This is a subject that has interested me for quite some time. having studied the french property market for over 30 years and with 10 years negotiating experience here, I’ll throw my 2 pennies worth in. Indeed, vendors will naturally be over optimistic when placing a value on their property, particularly if they have perhaps paid over the odds in the first place, as was sadly the case with my clients, a lovely retired British couple , who had lived abroad before, but spoke very little French and thus relied on a local British agent to ‘hand hold’ through the process from search to signature. To cut a long story short, a 3 bedroomed detached property on a lotissement with a real value at the time of somewhere between 380,0000 and 420,000 absolutely top whack, and not previously listed on the agents own website site was ’ found’ by the agent and sold to them for 550 000. A price which pleased both the French vendor and the British agent enormously… Sadly, the couple found the language barrier difficult to overcome and after a couple of years decided to sell, engaging the same British agent… Result? Unsurprisingly 3 visits in 18 months, no offers. Other agents were offered the property, myself included (I was employed by a large all French company) with just one accepting to market the property at the same, grossly inflated price. I made it clear that with all good conscience, we would be unlikely to attract interest at the current asking price and left them with a valuation that trod a delicate line between reality and damage limitation for them. It was slowly dawning on them that they’d been well and truly ‘had’. Eventually the property was sold by another French agency at over 130,000 less than the asking price, which of course impacted their future plans considerably. They would have saved a lot of money and heartache had they paid an impartial translator to accompany them in their search for a property in France.
Sadly, this is a long way from being an isolated case and I’d be here all day if I were to recount all the horror stories!
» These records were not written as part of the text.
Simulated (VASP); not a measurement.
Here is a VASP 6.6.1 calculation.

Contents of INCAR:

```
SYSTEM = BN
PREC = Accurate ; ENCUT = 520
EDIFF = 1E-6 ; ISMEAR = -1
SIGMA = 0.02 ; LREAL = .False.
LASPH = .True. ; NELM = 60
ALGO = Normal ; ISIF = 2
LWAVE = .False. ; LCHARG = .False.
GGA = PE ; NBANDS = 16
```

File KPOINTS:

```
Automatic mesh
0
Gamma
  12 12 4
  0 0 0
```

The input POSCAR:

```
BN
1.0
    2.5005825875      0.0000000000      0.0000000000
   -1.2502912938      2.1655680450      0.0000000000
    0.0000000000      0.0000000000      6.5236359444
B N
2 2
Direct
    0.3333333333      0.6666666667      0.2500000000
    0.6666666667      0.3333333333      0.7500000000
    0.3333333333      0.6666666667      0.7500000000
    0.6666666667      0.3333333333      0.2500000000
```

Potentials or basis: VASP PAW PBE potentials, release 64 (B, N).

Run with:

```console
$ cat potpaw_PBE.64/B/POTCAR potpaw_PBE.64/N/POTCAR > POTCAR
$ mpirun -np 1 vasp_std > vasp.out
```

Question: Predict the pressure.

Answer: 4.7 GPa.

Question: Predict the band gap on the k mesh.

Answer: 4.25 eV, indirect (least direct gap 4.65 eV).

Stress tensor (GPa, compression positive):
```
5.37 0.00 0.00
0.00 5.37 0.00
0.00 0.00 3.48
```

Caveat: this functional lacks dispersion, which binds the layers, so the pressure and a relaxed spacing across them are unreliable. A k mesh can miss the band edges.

There are other british and the occasional french agencies who seem to be trying to create a UK style property boom all on their own, with, frankly laughable asking prices for properties and which within a matter of weeks re appear at a substantial and sometimes quite unbelievable reduction. This would indicate that either:
A serious problem with the property has been found.
A real lack of professionalism and training on the part of the agent or their ‘Agent Commerciale’ if they are unable to value properties correctly.
Perhaps I’m being cynical by suggesting maybe a deliberate strategy on the part of the agency to encourage both French and British owners to sign the mandat de vente by playing on the ‘foreign buyers have bigger budgets’ myth ( particularly attractive to french vendors) or the ‘need for ease of comms’ vulnerability of British vendors and then once vendors are tied in to the contract, blaming a downturn in the market/ Brexit/ the Royal baby or whatever, for the resulting ( but perfectly normal) lack of interest in a vastly overpriced property… For any agent, an impressive portfolio is pivotal for healthy sales. It’s a numbers game and Ag Co’s are usually under pressure to bring in a minimum number of new mandats per month.
A property at the correct market price for the area - which is easily verified by good internet and local research including town plans etc ( vital for both buyers and sellers) with professional photographs, an honest description ( even more critical for overseas buyers ) and a professional translation, is a property that will normally sell within a reasonable amount of time if marketed correctly, whether by French agents, British agents or indeed your own good self, if you are willing to invest a good amount in advertising. An overpriced property will lose credibility very quickly if subject to frequent or significant reductions and thus may well sit on the market for a good while longer, even after a price reduction. It is well worth refreshing the advertising at the same time with a new set of photographs which reflect the current season, perhaps taken at different angles and also that any new improvements to the house or gardens.